Writing a Will

(Added 3/12/2014)

Q

We have been approached by a company that has offered to help us help our donors write their own will online. While the sales pitch is compelling – too many people put this off, and no one can leave a bequest to us without a will – the idea seems a little . . . off. I've always been told that we should direct our donors and prospects to an attorney. In addition, we've established a program where we reach out to advisors in our area to remind them that some of their clients might want to be charitably minded in their estate plans, particularly as it pertains to including us in their will. Wouldn't promoting online will-writing by-pass a legitimate process? The idea would be for our donors who go to our website to be linked over to the company's site where a bequest reminder would be included.

A

In our world, we've been trained to think of almost anything offered by a for-profit provider as being a little . . . off. What's in it for them? What dark-side motive do they have? Clearly, they must be trying to take advantage of us, trying to get their hands on our donors. Such an alliance would violate our trust with them while at the same time promoting something that's, on balance, bad. Let's be honest here: That's what goes on in at least some of our minds.

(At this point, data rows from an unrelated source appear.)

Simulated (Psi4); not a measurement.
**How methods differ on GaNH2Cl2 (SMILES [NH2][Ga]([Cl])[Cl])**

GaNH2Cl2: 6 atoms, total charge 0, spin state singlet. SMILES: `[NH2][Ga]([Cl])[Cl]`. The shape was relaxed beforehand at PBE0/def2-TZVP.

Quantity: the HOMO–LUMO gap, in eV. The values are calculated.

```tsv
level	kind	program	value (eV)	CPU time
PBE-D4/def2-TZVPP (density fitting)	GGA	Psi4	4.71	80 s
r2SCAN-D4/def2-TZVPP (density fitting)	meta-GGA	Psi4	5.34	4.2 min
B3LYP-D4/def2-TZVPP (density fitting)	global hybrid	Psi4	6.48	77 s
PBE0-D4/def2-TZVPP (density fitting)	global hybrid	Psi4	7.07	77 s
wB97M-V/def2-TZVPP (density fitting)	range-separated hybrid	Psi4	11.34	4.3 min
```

As part of better understanding that many service and product providers are not attacking us with nakedly greedy impulses, we know that some people and organizations that come to us feel right: money managers, seminar sponsors, and the software providers of calculations come to mind. The differentiating aspect seems to be how close others want to get to our donors. The idea you write about could well fit into that category.

A 2007 study showed that about 55 percent of adult Americans have not written a will – and there's little reason to think things have changed in the last several years – so clearly there is a benefit when a company promotes the writing of a will, even if it's online and by-passes an attorney's input. Still, when it comes to specific provisions, a professional skilled in the minutiae of estate planning will better prepare your donor to consider a bequest. The online will providers seem to be more concerned with reporting relatively shallow matters – gathering data on the number of people who signed up, their ages, and their states of domicile; things like that – than with helping you build relationships. (That's just as well, when you think about it, because any outsider that purports to help you strengthen the cord between you and your donors should be suspect.) The sales language usually does not acknowledge that a charity has a sacred bond with its donors, a bond that is not for sale.

I applaud a for-profit organization whose goal is to get more people to create a will, and have no problem with the money-earning aspect of that effort. But, as with bad insurance policy comes-ons (and yes, there are some good ones), this idea seems to be far too tilted to provide more benefits to the company than to the charity. As inefficient as the process now is, the better decision – one that seems less "off" – when trying to get people to include you in their estate plans, is still to continue reaching out to advisors and reminding people in your communications – whether in print, on your website or in your emails, or even in your social media – to create a will by visiting an attorney, and asking the attorney about including your organization in those plans.